The HPC is based not just on quantitative performance, but also provides a descriptive and analytical assessment. It covers not only academic accomplishments but also the growth of intellectual abilities in a child. Developed by the PARAKH assessment framework, the standards-setting body under NCERT, it is aligned with the NCFSE. It endeavors a learner-centered assessment.
The Holistic Progress card is a 360 ° multi-dimensional card that encompasses the multifaceted and individualized learner by integrating cognitive, affective, socio-emotional, and psychomotor facets. It represents a paradigm shift from assessment towards evaluation as an ongoing formative and continuous process.
In other words, the HPC is not asking “what score did the student receive?” It is asking “how is this student growing as a learner, a team member, and an individual?”
CBSE launched its own version of the implementation manual for the HPC model, starting at the Foundational Stage, up to class 2. The board accepted the HPC but with slight modifications where children from ages 3-6 are placed under a basic, developing, or proficient level. However, unlike the verbose NCERT HPC, the CBSE version uses simple flowers, trees, and smileys as neutral symbols that teachers can use to note down the children’s level.
From the academic year 2024-2025, all affiliated schools will mandatorily follow the HPC format as per the circular issued by the CBSE assessment system, along with guidelines, formats, and training for teachers.
The HPC assessment strategies consist of project work and inquiry-based learning, quizzes, role plays, group projects, a portfolio, as well as student self-assessment, peer assessment, and parent inputs, which is part of the HPC that can be termed as the HPC living document.
The HPC assesses various aspects of a child's progress; it takes into consideration more than just his subject- wise marks. It is an appraisal of the child's ability regarding his relationship with others, creativity, and application of emotions at the classroom level.
It documents and shares academic and co-curricular progress, describes students' engagement with co-curricular activities, identifies the development of social-emotional characteristics, and provides students with individual feedback. With competency-based assessment, the emphasis moves toward skills development and the creation of a team involving teacher, parent, and child.

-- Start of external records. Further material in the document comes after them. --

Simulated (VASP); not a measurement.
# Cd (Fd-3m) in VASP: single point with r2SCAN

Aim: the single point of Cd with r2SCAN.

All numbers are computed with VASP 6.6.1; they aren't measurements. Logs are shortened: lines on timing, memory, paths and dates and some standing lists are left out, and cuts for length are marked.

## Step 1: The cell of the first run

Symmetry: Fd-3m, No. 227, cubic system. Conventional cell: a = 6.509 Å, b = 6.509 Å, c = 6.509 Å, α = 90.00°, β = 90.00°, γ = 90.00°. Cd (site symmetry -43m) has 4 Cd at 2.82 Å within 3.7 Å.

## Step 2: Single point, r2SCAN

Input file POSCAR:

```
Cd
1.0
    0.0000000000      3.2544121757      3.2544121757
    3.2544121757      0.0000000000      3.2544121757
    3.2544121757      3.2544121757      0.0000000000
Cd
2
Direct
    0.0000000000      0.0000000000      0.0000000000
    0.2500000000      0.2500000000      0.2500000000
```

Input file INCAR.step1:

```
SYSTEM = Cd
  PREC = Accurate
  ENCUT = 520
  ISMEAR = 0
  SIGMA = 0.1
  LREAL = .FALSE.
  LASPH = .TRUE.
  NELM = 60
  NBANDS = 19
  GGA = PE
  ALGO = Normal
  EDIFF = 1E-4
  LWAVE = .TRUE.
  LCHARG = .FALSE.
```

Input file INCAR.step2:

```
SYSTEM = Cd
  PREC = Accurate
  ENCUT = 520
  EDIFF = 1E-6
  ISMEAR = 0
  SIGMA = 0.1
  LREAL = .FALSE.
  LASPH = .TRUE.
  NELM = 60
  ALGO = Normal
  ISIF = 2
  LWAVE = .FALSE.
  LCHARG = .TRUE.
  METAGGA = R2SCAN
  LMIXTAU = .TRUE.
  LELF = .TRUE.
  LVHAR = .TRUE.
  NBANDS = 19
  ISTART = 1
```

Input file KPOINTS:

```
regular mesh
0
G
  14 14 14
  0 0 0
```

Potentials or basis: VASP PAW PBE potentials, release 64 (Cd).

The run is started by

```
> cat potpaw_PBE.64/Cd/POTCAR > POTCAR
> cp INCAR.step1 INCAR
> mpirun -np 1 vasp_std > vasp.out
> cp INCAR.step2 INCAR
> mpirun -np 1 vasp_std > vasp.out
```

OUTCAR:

While the role of academics continues to hold relevance, evaluated through a competency-based education, with a curriculum implemented using a multidisciplinary approach, and students are made to think across disciplines, rather than in compartments.
To the school administration, the HPC is not simply an altered report card format. Instead, it represents a new approach to testing and, consequently, a new system for handling it.
The HPC represents a substantial burden on unprepared schools. Here’s how things look on the ground level:
Each teacher will have to manage an HPC for each student, document daily activities with photos, record students' work, and have the parents input regularly; all demanding time and consistency.
The process of teacher-led and parent-conferred (with student input) assessment takes place to make parents active stakeholders in learning, and not receivers of end-of-term report cards.
This information needs to be gathered consistently. The HPC is a fact-based profile. This requires each area to be evidenced by an actual observation from the classroom routine.
In the absence of an adequate system, this leads to fragmented records, dropped documentation, and incomplete report cards.
This is where technology comes into play. A school management system like Schoollog would also provide the CBSE school with a way to manage the HPC needs without overburdening administrative staff.
Teachers can log comments, add related activity evidence, and track performance trends throughout the entire term, not just during the reporting period, with the use of Schoollog’s school management software. Parent communications modules ensure that the school has formal feedback and update channels with parents, fulfilling a part of the participation requirement under HPC. The organized information is all available during the reporting period.
The shift of CBSE towards HPC signifies its resolve to introduce analytical, accountable, and objective practices in education, fitting into the broad principles of NEP 2020 assessment reforms for every child to experience teaching-learning that is measurable. Schools that reorient their administrative functions according to these principles will be best equipped, not just to fit into these changes, but to excel in terms of student development.
Yes, it is compulsory for all the CBSE schools for the academic year 2024-2025, and these relevant guidelines as well as training material have been issued by CBSE.
The HPC is presently mandatory at the foundational stage, ages 3 to class 2. The NCERT Holistic Progress Card has already been designed for all four stages of school education, which would likely be implemented.
The HPC includes feedback from parents as a part of the formal structure of the term. As parents are contributing members of their child’s education, instead of merely collecting end-of-term reports.
Yes, software solutions like Schoollog can give us the means to obtain, collate, and produce HPC reports easily. The workload will be reduced considerably for teachers, and CBSE compliance is ensured.
The CBSE holistic progress card is not a quick remedy, but a road that CBSE and NEP 2020 are very clearly headed towards, an assessment beyond the rote-learning paradigm towards all-around development. The question before schools isn't whether to implement the HPC, but whether to implement it without exhausting it.
Schoollog provides CBSE schools with an easy transition from ongoing record keeping to engaging the parents and generating reports at the end of the term. If you have the system in place, your school progress card system will be able to get a record of what is really important in child development.
Hi, I'm Muskan Singh, a content writer passionate about exploring how technology, EdTech, and SaaS are shaping the...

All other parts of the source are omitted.